Convolutional networks

8 min. read

Caution! This article is 3 years old. It may be obsolete or show old techniques. It may also still be relevant, and you may find it useful! So it has been marked as deprecated, just in case.

A convolutional neural network / CNN / ConvNet is an artificial neural network that detects patterns in images using filters. They are mostly used for analyzing images for computer vision tasks.

The inputs to convolutional layers are called input channels, and the outputs are called output channels.

The transformation is called a convolution operation in the deep learning community, and cross-correlation mathematically. A convolution operation maps an input to an output using a filter and a sliding window.


We need to specify the number of filters each layer should have. The number of filters determines the number of output channels.

These filters are what detect the patterns. Patterns can be edges, shapes, textures, curves, objects, colors, etc. in the first layers. The deeper the network goes, the more sophisticated the filters become.

Animation of a CNN filter in action.
Animation of a 3x3 CNN filter (gray) sliding through the input channel in the bottom (blue) and the resulting output channel at the top (green).

The convolution of a filter and each subset of the same size in the input channel is calculated as the summation of the element-wise products.

For example, for a 3x3 filter:

         | a11 a12 a13 |           | b11 b12 b13 |
filter = | a21 a22 a23 |  subset = | b21 b22 b23 |
         | a31 a32 a33 |           | b31 b32 b33 |

product = a11 b11 + a12 b12 + ... + a33 b33

Because the filter is 3x3, the resulting output channel will be smaller by a margin of 1 pixel on all sides.

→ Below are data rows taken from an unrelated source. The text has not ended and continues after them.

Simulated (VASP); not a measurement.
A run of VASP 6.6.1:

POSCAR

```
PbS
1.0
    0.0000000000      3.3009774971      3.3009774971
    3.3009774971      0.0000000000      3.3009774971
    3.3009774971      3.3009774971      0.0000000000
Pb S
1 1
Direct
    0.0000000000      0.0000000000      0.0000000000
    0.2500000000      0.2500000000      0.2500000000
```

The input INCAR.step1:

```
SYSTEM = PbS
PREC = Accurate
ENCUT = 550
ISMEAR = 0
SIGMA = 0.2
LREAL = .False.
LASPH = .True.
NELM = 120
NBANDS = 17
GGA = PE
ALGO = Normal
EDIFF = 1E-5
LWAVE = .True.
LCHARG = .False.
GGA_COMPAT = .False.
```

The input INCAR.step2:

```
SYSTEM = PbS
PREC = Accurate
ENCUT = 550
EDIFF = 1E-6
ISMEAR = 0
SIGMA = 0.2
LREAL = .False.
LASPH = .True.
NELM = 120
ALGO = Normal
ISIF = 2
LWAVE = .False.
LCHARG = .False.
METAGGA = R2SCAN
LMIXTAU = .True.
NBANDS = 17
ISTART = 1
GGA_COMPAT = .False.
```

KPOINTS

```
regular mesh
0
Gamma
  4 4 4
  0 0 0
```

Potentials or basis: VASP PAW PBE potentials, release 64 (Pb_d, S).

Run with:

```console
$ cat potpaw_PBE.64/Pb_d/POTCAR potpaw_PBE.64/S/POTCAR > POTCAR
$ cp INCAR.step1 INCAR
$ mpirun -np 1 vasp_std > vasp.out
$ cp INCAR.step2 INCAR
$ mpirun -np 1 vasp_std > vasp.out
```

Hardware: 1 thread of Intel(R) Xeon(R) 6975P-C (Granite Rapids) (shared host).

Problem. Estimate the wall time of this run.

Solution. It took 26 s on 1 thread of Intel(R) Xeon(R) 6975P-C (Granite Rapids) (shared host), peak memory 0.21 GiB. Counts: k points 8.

Sometimes this is called dot product since it is an inner product (generalization of the dot product). Other names are "Frobenius inner product" or "summation of the Hadamard product".

Example of CNN edge detection filters.
The four filters detect horizontal and vertical edges in one sample of the MNIST dataset representing the number 7. The "Layer 2" image shows edge detection examples from several images in the first layers of a CNN.

In the past, computer vision experts would develop filters manually (for example, the Sobel filter). Today, pattern detectors are derived automatically by the network as it learns. The filter values start out with random values, and the values change as the network learns during training.

Use this interactive demonstration to gain a better understanding of convolutions, or Francois Chollet post "How CNNs see the world".

Zero padding

Convolutions reduce output channel dimensions by (n - f + 1)(m - g + 1), where n x m are the dimensions of the input and f x g are the dimension of the filter.

This is a problem when there is meaningful information around the edges of the image. The solution is to use zero padding, a technique where we add a border of pixels with value zero around the edges of the input image. This allows us to preserve the original input size as convolutions are applied.

Padding Description Impact
valid No padding Dimensions reduce
same Zeros around the edges Dimensions stay the same

In Keras we specify the filter size with kernel_size and the padding with padding:

model = Sequential([
    Dense(16, input_shape=(20,20,3), activation='relu'),
    Conv2D(32, kernel_size=(3,3), activation='relu', padding='valid'),
    Dense(2, activation='softmax')

Output goes from (20, 20) to (18, 18):

Layer (type)                 Output Shape              Param #
dense_2 (Dense)              (None, 20, 20, 16)        64
conv2d_1 (Conv2D)            (None, 18, 18, 32)        4640
dense_3 (Dense)              (None, 2)                 16386

Max Pooling

Max pooling is added after a convolutional layer, and it reduces the number of pixels in the output from the previous convolutional layer. It's used to reduce computational load (smaller image -> less parameters) and reduce over-fitting.

We define the size n x m of the "pool", and a stride, or how many pixels we will move to find the next region. Every pixel of the output is calculated as the maximum of the values in the corresponding region of the image. With a pool of 2x2 and a stride of 2, the output will be reduced to half the size of the input.

Average pooling is where we take the average value from each region rather than the maximum. Currently, max pooling is used vastly more.

Example of max pooling.
Maximum pooling applied to a 4x4 image, with a 2x2 pool and stride 2, produces an output that is 2x2.

In Keras, there is a specific layer for max pooling, where we can specify both the size of the pool and the stride. They usually have no padding:

MaxPooling2D(pool_size=(2, 2), strides=2, padding='valid')

There are also MaxPooling1D and MaxPooling3D.